Cryptocurrency attributes

Block Explorer URL
etherscan.io/token/0x...3e4a34405

Other attributes

Medium URL
blog.lendroid.com

Introduction

There is a need, and there will be a greater need for borrowing funds for short term not by pawning physical gold or a house but by pawning a digital asset.

Imagine opening a mobile app, depositing 20 REP / 10 MKR tokens and receiving 5 ETH / 100 USD-DC into your account that you can spend immediately. You pay back 5.01 ETH / 101 USD-DC in 10 days and receive your 20 REP / 10 MKR deposit back.

Individuals/Organizations can use Lendroid to raise funds as debt, leverage a trade position, avail a short term ‘payday loan’ style advance and more. No identity required and all on-chain without the need to trust a third party.

Lendroid is an open protocol based on the Ethereum blockchain that handles complete lifecycle of collateralized digital asset loans. Imagine ‘shapeshift’ where you deposit a token to receive another token, but with an option of getting back, the first token deposited, albeit for a short term.

A borrower can receive Ethereum based (ETH/ERC20) tokens (like ETH, USD-DC, etc.) by pledging some other Ethereum based tokens (like REP, SNGLS, DGX, DGD, etc.). The borrowed tokens come from lenders who expect to receive interest at a rate they choose.

Ecosystem synergy:

Lendroid makes no sense in the absence of other DApps and tokens on the Ethereum platform. But in combination with other DApps, the real power of the Lendroid can be realized. A few examples:

  • Lendroid + Melon = Allows traders to leverage their positions, allows traders to hold a short position.
  • Lendroid + Stabl / Decentralized capital = Allows users to avail loans against any Ethereum token in stable government currencies
  • Lendroid + Digix = Allows users to avail loans against physical assets in any Ethereum token
  • Lendroid + Digix + Stabl / Decentralized capital = Allows users to avail loans against physical assets in stable government currencies and more…

How Lendroid works?

A loan contract itself is pretty straight forward. But then, who fixes the terms of the loan? How do borrowers find and convince lenders? How do we make sure the borrower has the incentive to repay? What happens if the borrower fails to repay? etc

The Lendroid marketplace allows the creation of several loan markets.

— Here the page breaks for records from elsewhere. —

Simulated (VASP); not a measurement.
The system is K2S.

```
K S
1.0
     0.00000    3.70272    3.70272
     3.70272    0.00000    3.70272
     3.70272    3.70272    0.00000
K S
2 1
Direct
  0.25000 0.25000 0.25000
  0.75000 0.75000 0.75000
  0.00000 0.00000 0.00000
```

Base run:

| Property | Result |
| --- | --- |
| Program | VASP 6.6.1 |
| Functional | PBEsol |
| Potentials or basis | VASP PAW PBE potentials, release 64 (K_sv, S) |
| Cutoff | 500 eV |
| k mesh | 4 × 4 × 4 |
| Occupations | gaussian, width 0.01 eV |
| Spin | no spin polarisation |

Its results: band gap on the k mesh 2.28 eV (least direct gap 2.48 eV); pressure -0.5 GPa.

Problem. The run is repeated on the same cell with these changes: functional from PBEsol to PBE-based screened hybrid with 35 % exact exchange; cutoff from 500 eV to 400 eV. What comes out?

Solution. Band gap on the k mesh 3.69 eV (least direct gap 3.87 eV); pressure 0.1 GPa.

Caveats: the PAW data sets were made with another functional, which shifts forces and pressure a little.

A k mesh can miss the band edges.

Lendroid support tokens(LST) are the native tokens of the Lendroid protocol. Market creators (Lendroid support token holders) propose new markets using a unique set of loan terms (combination of collateral type and ratio).

Lenders and guarantors discover, gather and pre-fund markets which offer loan terms they prefer (terms that they believe will keep the loan solvent, protect their investment and enable them to make money). Guarantors are LST holders who choose to extend support to markets that issue loans that they believe will remain solvent and payout properly, in which case they receive a portion of the interest. If the loan becomes insolvent, they stand to lose their deposit. It is a requirement for every loan to hold LSTs whose value is at least 20% of the borrowed value. The LST deposit acts as secondary collateral for the loan.

Borrowers show up, choose a market depending on the type of collateral they wish to lock, create a loan contract, deposit collateral as defined by the terms of the loan and receive the loan funds.

At the end of the loan period, the borrower has the option to extend the loan by adjusting the collateral locked or repay the loan along with the accrued interest, or stands to lose their collateral.

If the borrower fails to repay the loan, the primary collateral held in the loan in auctioned off. If the funds raised in the auction is insufficient to clear all obligations as much secondary collateral (Lendroid support tokens) is auctioned off to raise additional funds. If even after auctioning off all secondary collateral locked in the loan there are not enough funds to repay all the lenders, the losses get spread proportionately across all lenders, and the lenders are paid out.

The lenders receive two layers of protection for the funds they lend. One from the value of the primary collateral and another from the value of the secondary collateral. This process increases the confidence of lenders and reduces the lender’s market discovery burden.

It is a great pleasure to be part of the Ethereum community. We hope to continue receiving the support from the community. Let’s build Lendroid together!